The prohibition is stated in several Columbia documents. As The College Fix recently noted, the university’s “Guidelines and Requirements for Gender-Based Misconduct Advisors” explicitly forbids “[r]ecording any part of the investigative process,” including “transcribing, or any other method of reproduction that conflicts with the spirit of this directive.” Further, “if a student is found to have acted in concert with the advisor to record proceedings or copy materials,” he or she may receive “additional disciplinary sanctions.” But a similar provision exists also in Columbia’s “Standards & Discipline: Student Conduct and Community Standards” policy, which provides:
Recording any part of the Dean’s Discipline process or unauthorized copying of any documents by any means is prohibited; copying includes but is not limited to: audio recording, streaming, photographing, scanning, transcribing, or any other form that conflicts with the spirit of this directive. Allegations of non-compliance may result in disciplinary action.
It is unclear from the policy at what point taking notes becomes “transcribing.” One could assume that a student who knows his or her educational future is on the line would aim to be as accurate and complete as possible in his or her note-taking. Yet, there is apparently some level of accuracy and completeness that is too much under Columbia’s policy. This provision, therefore, creates two kinds of obstacles to due process. First, it hinders respondents’ ability to defend themselves based on statements made during the investigation or hearing, especially where the specific wording or details are important. Second, it creates another avenue through which a student may be punished without adequate notice of what is actually prohibited.

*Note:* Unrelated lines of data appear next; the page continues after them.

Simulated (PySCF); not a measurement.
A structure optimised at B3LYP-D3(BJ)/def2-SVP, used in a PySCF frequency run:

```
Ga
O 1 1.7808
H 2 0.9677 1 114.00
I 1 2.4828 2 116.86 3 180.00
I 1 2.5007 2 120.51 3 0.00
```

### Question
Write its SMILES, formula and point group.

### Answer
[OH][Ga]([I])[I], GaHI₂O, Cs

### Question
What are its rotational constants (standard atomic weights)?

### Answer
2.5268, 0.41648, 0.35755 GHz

The Columbia Daily Spectator reported on the issue last week, relaying critics’ concerns that the policy against recording “has allowed University investigators to misconstrue student testimonies” and violates New York’s “Enough is Enough” bill, which grants students the right to “have access to a full and fair record of any [sexual misconduct] hearing.”
Executive Vice President for University Life Suzanne Goldberg defended the policy, writing that it is “not new” and that three factors support the university’s decision to maintain the policy: “1) privacy concerns for students involved with the process; 2) concerns about a chilling effect on the investigation process; and 3) the presence of extensive safeguards to ensure accuracy within the process.”
On the first point, Goldberg argued that recordings could be made public and potentially “presented out of context.” She concedes that the policy “cannot guarantee that the disclosure will not happen.” But even if it could, a ban on recording is not the right way to address this concern. A ban on public distribution of recordings, for example, would achieve the same effect without hindering students’ ability to craft their cases.
On the second point, Goldberg argues that “a recording device often has a chilling effect on the person being interviewed as part of an investigation process.” Columbia’s policy does not appear to allow for the possibility that students may want to record their own testimony, or that of participants in the hearing who may be less likely to be chilled in this way, such as witnesses.
Aside from that, though, a school cannot simply disallow all practices that might discourage reporting. Indeed, any questioning of the complainant—particularly regarding the details of an assault—could be very uncomfortable and could even make that individual less inclined to actively participate in the proceedings. But such questioning is required for a fair hearing and a reliable finding of fact. In this case, an accurate record is an important safeguard for both the complainant and the respondent, especially on appeal, where new adjudicators might be reviewing the case for errors.
On the third point, Goldberg enumerates three of Columbia’s “numerous safeguards” meant to “ensure fairness and accuracy and to encourage full participation in the process”:
1. Students have multiple opportunities to review information provided to investigators, provide corrections to all written documents, and ask questions throughout the process.
2. Students are permitted to have advisors at every stage and in every meeting related to the process. If they choose to have an advisor with them, they are never alone when interacting with Gender-Based Misconduct Office staff and there are witnesses to their interactions at every stage.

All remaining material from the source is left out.